I Cried In The Shower

This morning I cried in the shower. It was 5:00 am. My son was sleeping soundly, and the sun hadn't yet switched shifts with the moon. The translucent tears of joy seamlessly blended with the streams of water swirling down the silver drain. It was a simultaneous cleansing of body and soul.

Today marks the first day of the fall semester at Baldwin Wallace University. Today, I am officially a senior at Baldwin Wallace University. Now, to some people my status as a senior isn't newsworthy. I'm 29 years old. I already have an Associate's degree and a high school diploma. I've been a "senior" before. I've walked stages, and have already sported a cap and gown. Why is this time any different?
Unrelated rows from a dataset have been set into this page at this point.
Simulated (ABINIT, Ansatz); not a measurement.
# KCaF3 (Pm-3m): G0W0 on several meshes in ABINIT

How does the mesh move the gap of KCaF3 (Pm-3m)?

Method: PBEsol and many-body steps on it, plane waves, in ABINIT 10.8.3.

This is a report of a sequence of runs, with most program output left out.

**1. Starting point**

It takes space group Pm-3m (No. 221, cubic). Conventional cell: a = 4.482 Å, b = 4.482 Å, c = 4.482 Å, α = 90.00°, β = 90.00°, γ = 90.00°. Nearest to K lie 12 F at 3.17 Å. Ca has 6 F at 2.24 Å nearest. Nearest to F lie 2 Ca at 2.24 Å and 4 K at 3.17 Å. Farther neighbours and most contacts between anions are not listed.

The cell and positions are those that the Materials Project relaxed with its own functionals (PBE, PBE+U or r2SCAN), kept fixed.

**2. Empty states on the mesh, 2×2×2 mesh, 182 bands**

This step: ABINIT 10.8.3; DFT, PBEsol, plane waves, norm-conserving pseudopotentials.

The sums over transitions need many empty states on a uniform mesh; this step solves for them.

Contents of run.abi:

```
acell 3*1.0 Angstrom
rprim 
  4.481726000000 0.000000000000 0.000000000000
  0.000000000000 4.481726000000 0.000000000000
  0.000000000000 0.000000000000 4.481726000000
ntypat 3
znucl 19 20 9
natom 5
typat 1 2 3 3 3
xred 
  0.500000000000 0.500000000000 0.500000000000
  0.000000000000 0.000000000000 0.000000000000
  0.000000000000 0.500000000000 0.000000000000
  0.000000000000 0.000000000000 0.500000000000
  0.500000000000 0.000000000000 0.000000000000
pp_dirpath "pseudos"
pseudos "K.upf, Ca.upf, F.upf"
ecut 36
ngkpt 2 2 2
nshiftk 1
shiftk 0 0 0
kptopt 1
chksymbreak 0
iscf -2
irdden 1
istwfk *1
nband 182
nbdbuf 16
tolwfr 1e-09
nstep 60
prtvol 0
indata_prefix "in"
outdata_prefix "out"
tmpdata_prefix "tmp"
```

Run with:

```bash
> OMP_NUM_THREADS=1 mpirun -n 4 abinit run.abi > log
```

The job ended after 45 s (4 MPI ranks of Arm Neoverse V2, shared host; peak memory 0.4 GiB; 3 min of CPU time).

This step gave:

Well, this time it's much more significant because it is the end of my twenties. This is the end of my childishness, and the beginning of my adulthood. Also, it is the final stretch of a 12 year marathon. Yes, I've been working towards a Bachelor's degree off and on for 12 years. Now, after all these years, all of the setbacks, hardships, confusion, and rudderless decision making, here I stand.

I've once again successfully followed through with another lifelong goal. As with any marathon, there have been ups and downs. I've experienced highs and lows. Most of my disappointments came about because of me. I blame myself for not doing this sooner. I blame only me for where I am in life as far as not being stable and independent. However, like a champ I chose to stay in the ring. I've taken some hard punches to the head, gut, and chin, but I'm still standing.

I've overcome trials and tribulations. I've been in and out of relationships. My faith has been tested time and time again. I've become stronger, wiser, and more loving. I've acquired priceless knowledge about who I am and who I want to become. I've watched myself evolve from a little naive girl to a strong confident woman. I've developed a solid support system, and I'm raising a good man. Despite all that I've been through and put myself through, I must say that I am pleased with me.

In the shower, I thought about how far I've come. I became overwhelmed with love and joy. My eyes were flooded with tears and visions of my victories past, present and future. I felt God's love surrounding me. I eliminated any self doubt about my importance to Him. If I weren't loved, and special, and fearfully and wonderfully made, He wouldn't keep on blessing me. He gave me the gift of motherhood. He gave me a son. He keeps me safe from harm. He keeps me wrapped in comfort. He gives me peace amidst life's most tumultuous storms. He strengthens me. He protects me. He provides for me. He's given me another chance to get it right.

I cried tears of gratefulness, relief, and happiness. I am already equipped with everything I need to be successful. I will be able to give myself and my son the best life ever. I will reach my goals and accomplish my dreams. Even when the inevitable pain comes, I can wear a smile and keep pushing toward my vision.

I'm amazing. My flaws make me outstanding. 

At the day's end, when I come home, close the door, turn the lock, and put my son to sleep it's just me. No one else matters in those moments. No one else's opinions, judgments, or unwanted suggestions and advice means a thing when I'm by myself. I'm learning to trust myself and appreciate my wisdom. I know that I can depend on me to make the right decisions. I'm with me the most and I love who I am.

I'll be 30 when I graduate and I'm perfectly fine with that. I can only imagine the endless sobs on the first day of school compared to graduation day.

 All I can say is bring me lots of tissue.

I'm going to cry in the car, on the stage, when I see my son, when I see my mom, when I look into my big sisters' eyes holding my degree, and once again in the shower!